Oman is a country with a history of various cyclonic and storm events that have resulted in the loss of human lives, huge infrastructural damage and destruction of crops and animals.
On October 3, a powerful cyclone Shaheen made landfall in Oman, near Muscat, after barrelling up the Arabian Sea in the Indian Ocean and travelling through the Sea of Oman.
Shaheen brought on heavy rainfall, and excessive flooding in the wadis and the cyclone’s high winds generated massive storm surges along the coast.
While it wreaked havoc in many parts of the Sultanate, surrounding countries have also felt the effects in the form of enhanced rainfall and winds in the United Arab Emirates and Iran, with the latter suffering structural damages, injuries and fatalities.
It is not uncommon for tropical cyclones to form in the north Indian Ocean on the southeastern Arabian Sea. In the last over two decades, cyclones have become so frequent in the Arabian Sea that they are a looming threat to a vast population in the coastal areas.
Not just the frequency, the intensity and duration of the cyclones over the Arabian Sea too are changing, according to a paper published recently in Springer’s Climate Dynamics journal.
Studies have found that the combination of warm sea surface temperatures in proximity to the equator, where the earth absorbs most solar radiation and atmospheric moisture (high relative humidity), creates suitable conditions necessary to generate tropical cyclones.
But what are tropical cyclones? They are low-pressure systems that form over warm tropical waters, with gale-force winds near the centre. The winds can extend hundreds of kilometres from the eye of the storm.
Sucking up vast quantities of water, they often produce torrential rains and flooding resulting in major loss of life and property damage.
They are also known as hurricanes or typhoons, depending on where they originate in the world, when they reach sustained winds of at least 119 kilometres per hour.
According to Nasa observations, oceans soak up more than 90 per cent of the heat generated by greenhouse gases, leading to rising water temperatures.
Rising sea levels could also boost storm surges from cyclones, making them even more deadly and destructive. As cyclones draw their energy from warm waters, the rising temperatures are causing intense storms to become more common.
Almost half of the tropical cyclones that are generated in the Arabian Sea do not make landfall, and most that do in the Arabian Peninsula become severely weakened essentially downgraded in intensity to a depression.
According to Mohammed Mahmoud, Director of Climate and Water Programme and a senior fellow at the Middle East Institute, some cyclones travel further west towards the Horn of Africa but tend to also lose intensity in that trajectory due to the relatively cooler waters of the western Arabian Sea.
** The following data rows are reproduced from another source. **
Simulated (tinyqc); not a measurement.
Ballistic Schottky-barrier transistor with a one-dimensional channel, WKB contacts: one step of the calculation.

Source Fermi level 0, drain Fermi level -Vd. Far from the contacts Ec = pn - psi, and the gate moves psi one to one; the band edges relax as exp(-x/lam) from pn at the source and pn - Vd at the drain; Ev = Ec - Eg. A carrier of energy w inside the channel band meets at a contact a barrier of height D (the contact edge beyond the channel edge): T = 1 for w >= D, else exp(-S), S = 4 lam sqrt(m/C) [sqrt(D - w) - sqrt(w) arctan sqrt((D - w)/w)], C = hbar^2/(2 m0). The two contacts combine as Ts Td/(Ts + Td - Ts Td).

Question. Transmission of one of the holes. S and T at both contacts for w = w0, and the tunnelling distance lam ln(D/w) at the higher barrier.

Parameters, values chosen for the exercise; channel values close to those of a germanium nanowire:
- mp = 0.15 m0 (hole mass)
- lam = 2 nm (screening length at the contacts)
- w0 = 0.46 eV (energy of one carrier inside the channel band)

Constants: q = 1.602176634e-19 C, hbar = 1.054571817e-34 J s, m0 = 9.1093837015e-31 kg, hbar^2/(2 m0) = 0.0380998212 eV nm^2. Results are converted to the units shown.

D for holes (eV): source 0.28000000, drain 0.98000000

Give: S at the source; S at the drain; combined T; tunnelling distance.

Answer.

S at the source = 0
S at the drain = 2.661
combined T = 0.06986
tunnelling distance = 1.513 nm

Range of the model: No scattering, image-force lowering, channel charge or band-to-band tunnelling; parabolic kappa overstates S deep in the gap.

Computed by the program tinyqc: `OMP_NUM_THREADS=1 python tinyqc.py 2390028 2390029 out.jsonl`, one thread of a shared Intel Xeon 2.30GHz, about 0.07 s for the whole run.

Oman and Yemen have historically been the most impacted countries in the peninsula from cyclone activity due to the length of their combined coastline on the Arabian Sea.
While very few cyclonic storms make landfall in these two countries at the higher level of cyclone intensity they may have possessed when formed in the Arabian Sea, these storms still bring with them the triumvirate of corresponding calamities: flooding, death and destruction.
“Compared to significant tropical cyclones of the past that originate in the North Indian Ocean, the behaviour of cyclone Shaheen is somewhat unprecedented in the modern era and could represent a potential shift in how climate change is influencing the formation of extreme weather events that can afflict the Middle East”, he points out in a report.
Traditionally, tropical cyclones forming in the Arabian Sea do not travel beyond the Sea of Oman or deep inland across the Arabian Peninsula. The dry air and reduced moisture over the Arabian Peninsula in comparison to the Indian Ocean is an impediment to that type of cyclone trajectory, robbing a potentially severe cyclone of its intensity and accelerating its eventual dissipation.
But the increased warming of the oceans and seas near the equator as evidenced by rising sea surface temperatures, coupled with climate projections of increased global warming in the future, signals the potential of more frequent and intense cyclones landing well into the Arabian Peninsula and surrounding regions.
“This makes Shaheen both a reminder of the peninsula’s vulnerability to extreme weather events and an early indicator of how climate change is exacerbating that vulnerability”, he points out in the report.
According to a research paper by Amna bint Mohammed al Ruhaili, the vulnerability of the Omani coastal zone, for instance, is also related to the area’s socio-economic significance.
Sixty-seven per cent of the Omani population resides along the coast; population growth, infrastructure development, and economic activity, for example the fisheries and tourism industries, are also clustered in the coastal area.
“Frequent exposure to flash flooding of wadis as a result of the cyclones or short-term extreme weather events, serves to illustrate Oman’s inability to mitigate such events”, the research report points out.
Measuring exposure due to projected future sea level rise resulting from climate change, reveals vulnerabilities of Oman’s population, cities, and infrastructure. “These flood events also demonstrate the urgency of the need for Oman to adapt to the consequences of climate change”, it suggests.